Central Piedmont Community College, which offers two-year Associate’s Degrees in everything from baking and pastry arts to welding technology, agreed to teach Apprenticeship 2000 students in separate classes, adjusting the curriculum to what the companies need. But the students haven’t come flooding to the programme – they have to be recruited, and every step takes work.

“We had to establish all of the curriculum, the training schedules; there was basically nothing in existence,” Siegenthaler added. “Almost 20 years later we still have to go out knocking on doors, finding students who are smart enough – because the work is quite demanding – and who like to work with their hands.”

One such student is a former Daetwyler apprentice named DJ who, at 23, now oversees computer-controlled cutting – or CNC – operations on the factory floor. He talks quickly and excitedly about his work, especially when discussing how it fits in with his lifelong hobby of fixing antique tractors with his dad.

“When this apprenticeship programme came up, I was sitting in a math class and my teacher gave me a pamphlet. I realized this was exactly what I needed to do to keep up with my antiques and be able to make all the parts that I need,” he said. “I’ve made a lot of [tractor] parts here [at Daetwyler], they let me stay here and work on it. And I’ve got my own lathe and mill at home now because of the apprenticeship programme.”

DJ, at right, operates one of the computer-operated CNC machines he helps oversee. But he insists the computer isn’t a crutch: “I’m a firm believer that if you don’t know the machine manually, you can’t do CNC.”

Focus on apprenticeships

Siegenthaler says the recent economic recession in the US, coupled with rising costs for a four-year college degree, have led to “a lot of talk” about apprenticeships in the US and how European systems could serve as models. For example, before the Obama administration funding was announced, Dr Jill Biden, wife of US Vice President Joe Biden, visited Switzerland to better understand its apprenticeship system. And on January 13, Swiss Economics Minister Johann Schneider-Ammann took part in a White House-led discussion on vocational training.

Apprenticeship 2000 itself has received awards from the Swiss Embassy in the US and Siegenthaler is always travelling the 640 kilometres (400 miles) to Washington, D.C. to speak to legislators about what the programme has achieved and how it could be replicated. But despite those successes, he and Romanelli know there are still many hurdles to overcome in order to turn that talk into action – starting with the American general education system.

“When students go through our orientation, they do some testing with simple math skills,” Romanelli explained. “They can do wonders with a calculator but when it comes to basic adding and subtracting, there are some real issues there…[and] it’s gotten worse.”

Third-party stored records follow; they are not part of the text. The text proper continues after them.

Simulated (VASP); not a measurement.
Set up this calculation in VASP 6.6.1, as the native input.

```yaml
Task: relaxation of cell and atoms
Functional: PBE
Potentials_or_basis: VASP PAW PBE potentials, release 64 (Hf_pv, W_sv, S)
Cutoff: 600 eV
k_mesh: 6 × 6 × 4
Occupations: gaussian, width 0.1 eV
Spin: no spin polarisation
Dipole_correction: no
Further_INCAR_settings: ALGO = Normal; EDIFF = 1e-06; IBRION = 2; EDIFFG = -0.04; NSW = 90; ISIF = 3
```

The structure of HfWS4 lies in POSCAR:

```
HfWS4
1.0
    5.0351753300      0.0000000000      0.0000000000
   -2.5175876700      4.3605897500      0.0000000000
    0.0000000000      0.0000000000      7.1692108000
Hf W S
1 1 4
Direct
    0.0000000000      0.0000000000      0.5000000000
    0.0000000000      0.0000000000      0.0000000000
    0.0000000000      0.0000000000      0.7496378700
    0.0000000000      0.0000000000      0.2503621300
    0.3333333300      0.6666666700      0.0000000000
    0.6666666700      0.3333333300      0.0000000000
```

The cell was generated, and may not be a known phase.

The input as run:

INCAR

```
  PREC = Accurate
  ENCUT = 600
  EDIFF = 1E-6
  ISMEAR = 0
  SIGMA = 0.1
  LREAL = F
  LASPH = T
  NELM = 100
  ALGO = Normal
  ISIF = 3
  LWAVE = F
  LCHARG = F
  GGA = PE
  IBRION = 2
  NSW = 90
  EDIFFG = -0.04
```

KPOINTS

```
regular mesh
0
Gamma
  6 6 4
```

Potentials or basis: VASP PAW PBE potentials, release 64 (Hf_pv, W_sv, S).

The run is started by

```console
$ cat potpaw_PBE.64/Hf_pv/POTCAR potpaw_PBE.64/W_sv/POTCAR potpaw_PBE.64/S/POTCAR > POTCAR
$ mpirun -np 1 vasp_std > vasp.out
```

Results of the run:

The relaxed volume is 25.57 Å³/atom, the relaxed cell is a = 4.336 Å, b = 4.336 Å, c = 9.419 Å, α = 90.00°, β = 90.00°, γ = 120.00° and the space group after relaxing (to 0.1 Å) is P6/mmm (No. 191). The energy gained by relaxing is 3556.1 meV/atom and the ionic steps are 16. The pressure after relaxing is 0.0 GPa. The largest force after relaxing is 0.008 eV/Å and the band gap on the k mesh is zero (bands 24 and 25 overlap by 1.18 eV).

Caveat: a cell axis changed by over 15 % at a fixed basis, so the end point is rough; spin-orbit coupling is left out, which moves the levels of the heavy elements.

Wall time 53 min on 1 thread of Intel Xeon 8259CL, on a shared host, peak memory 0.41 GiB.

Daetwyler and other companies involved in Apprenticeship 2000 regularly bring high school teachers to the factory floor through a special programme to show them how the skills they teach in the classroom are applied in the workplace.

“It’s amazing. When we bring them in here, the teachers say, ‘I had no idea that manufacturing needs math,’” Siegentaler recounted.

Training for the long-term

And then there’s the question of standardising apprenticeships, like in Switzerland. Currently, Siegenthaler estimates “there are a good number of apprenticeship programmes  in any US state,” but they are of varying quality and duration and don’t all offer universal qualifications like Associate’s Degrees at the end.


“Typically, American companies just try to train people for a certain task,” he observed. “We take the viewpoint that we are going to educate them on a much broader basis so that once they graduate, if we have a need in another department we can move them over there without training them first. But the typical American company thinks a lot more short-term, they want to have somebody now so they train them just for that. That’s where the differences are.”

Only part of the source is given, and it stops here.